Dec 06, 2019 06:53 PM

Solar Power Fades With End of State Support, but Seen Stabilizing in 2020

Workers assemble a solar power array in November 2018 in Zhangjiakou, North China's Hebei province. Photo: VCG
Workers assemble a solar power array in November 2018 in Zhangjiakou, North China's Hebei province. Photo: VCG

China added 50% less new solar power generation capacity in the first 10 months of this year versus 2018 as state support waned, but analysts said the situation could stabilize next year as the renewable energy source becomes more economically competitive.
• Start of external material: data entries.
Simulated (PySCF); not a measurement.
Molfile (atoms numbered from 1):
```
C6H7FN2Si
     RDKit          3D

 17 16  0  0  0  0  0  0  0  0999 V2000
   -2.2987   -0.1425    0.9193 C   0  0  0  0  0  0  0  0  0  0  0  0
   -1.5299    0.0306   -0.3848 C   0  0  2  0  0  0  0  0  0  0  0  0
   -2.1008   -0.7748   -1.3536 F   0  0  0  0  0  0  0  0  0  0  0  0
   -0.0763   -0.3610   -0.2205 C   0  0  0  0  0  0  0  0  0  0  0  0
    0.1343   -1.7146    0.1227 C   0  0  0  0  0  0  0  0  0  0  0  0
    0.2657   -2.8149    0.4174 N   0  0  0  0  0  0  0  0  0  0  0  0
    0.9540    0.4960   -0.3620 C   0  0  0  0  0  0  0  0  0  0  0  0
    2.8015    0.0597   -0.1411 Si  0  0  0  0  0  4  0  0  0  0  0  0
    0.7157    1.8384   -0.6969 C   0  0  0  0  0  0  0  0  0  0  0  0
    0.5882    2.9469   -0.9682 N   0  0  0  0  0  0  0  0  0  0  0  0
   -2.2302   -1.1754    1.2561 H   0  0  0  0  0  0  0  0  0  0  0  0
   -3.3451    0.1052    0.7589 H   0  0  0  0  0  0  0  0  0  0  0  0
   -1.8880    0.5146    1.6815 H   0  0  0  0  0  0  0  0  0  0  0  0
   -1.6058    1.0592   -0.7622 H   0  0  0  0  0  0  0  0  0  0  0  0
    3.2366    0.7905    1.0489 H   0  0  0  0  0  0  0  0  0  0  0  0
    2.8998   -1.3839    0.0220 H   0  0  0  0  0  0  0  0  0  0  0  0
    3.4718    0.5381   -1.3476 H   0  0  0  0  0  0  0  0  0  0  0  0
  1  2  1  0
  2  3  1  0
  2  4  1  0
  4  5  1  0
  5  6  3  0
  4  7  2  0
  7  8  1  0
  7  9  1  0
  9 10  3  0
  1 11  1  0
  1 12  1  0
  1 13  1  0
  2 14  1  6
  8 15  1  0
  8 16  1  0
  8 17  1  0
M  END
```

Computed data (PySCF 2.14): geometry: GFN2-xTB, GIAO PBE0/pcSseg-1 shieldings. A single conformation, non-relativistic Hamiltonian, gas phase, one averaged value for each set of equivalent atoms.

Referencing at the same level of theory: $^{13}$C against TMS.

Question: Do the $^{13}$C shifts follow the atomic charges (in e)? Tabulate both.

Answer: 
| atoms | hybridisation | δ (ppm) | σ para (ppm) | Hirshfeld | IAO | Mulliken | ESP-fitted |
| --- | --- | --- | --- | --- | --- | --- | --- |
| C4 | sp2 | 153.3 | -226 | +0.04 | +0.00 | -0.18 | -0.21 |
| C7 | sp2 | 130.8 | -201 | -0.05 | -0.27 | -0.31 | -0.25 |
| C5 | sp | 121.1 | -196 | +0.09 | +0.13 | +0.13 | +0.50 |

Installations of new solar energy totaled 17.5 gigawatts (GW) this year through October, including only 1.5 GW added since the end of September. The 10-month total is just half of the increase in the same period last year, according to Wang Bohua, secretary general of the China Photovoltaic Industry Association, which represents many solar-panel makers. He forecast net additions of 30 GW for all of 2019 — well below the government’s forecast of 40 GW to 45 GW.

The decline has come as China phases out subsidies for solar power, following several years of strong support to offset the higher costs of producing the clean energy compared with traditional sources like gas and coal. Such subsidies led to rapid installation of new solar power in the last few years, giving China some of the fastest growth in the world.

But the rapid growth also saw problems emerge, including severe overcapacity and poorly planned solar farms. That led China to gradually phase out the problem-beset subsidy policy this year.

A strict, less lucrative new program took effect in July as part of Beijing’s plan to wean the sector from state support. Under the new system, solar plants can no longer sell electricity to the grid at fixed prices, but instead must compete against each other in a bidding system designed to win the grid operator the lowest rates.

The new system has been one of the major factors dampening new installations, said an analyst at a major Western research house, speaking on condition his name not be used due to company policy. He also blamed the slowdown on the winding down of a government program designed to bring solar power to China’s poorer regions, which had been contributing about one-quarter of new installations over the last few years.

He said that like the Photovoltaic Industry Association, his organization was also forecasting total installations would reach about 30 GW this year, down by about one-third from 2018. But he predicted the figure would be similar in 2020, between 28 GW and 32 GW, as the situation stabilizes.

In addition to providing generally lower prices, the new system also comes with strict delivery timelines that could result in penalties if deadlines are missed, Zhang Xiaochao, an official in the new-energy division of power generating giant China Huaneng Group, told Caixin. He said winning bidders when the program was launched will be penalized with lower power rates if they fail to deliver by the end of the year.

Wang Jixue, deputy director of the new-energy department at the China Renewable Energy Engineering Institute, said the last batch of bidding projects under the current program will be carried out in 2020. That could mean the bidding system might be terminated in 2021. It was unclear if any new support programs would be launched after that, but many believe that all subsidies for the sector may end at that time, according to the solar analyst.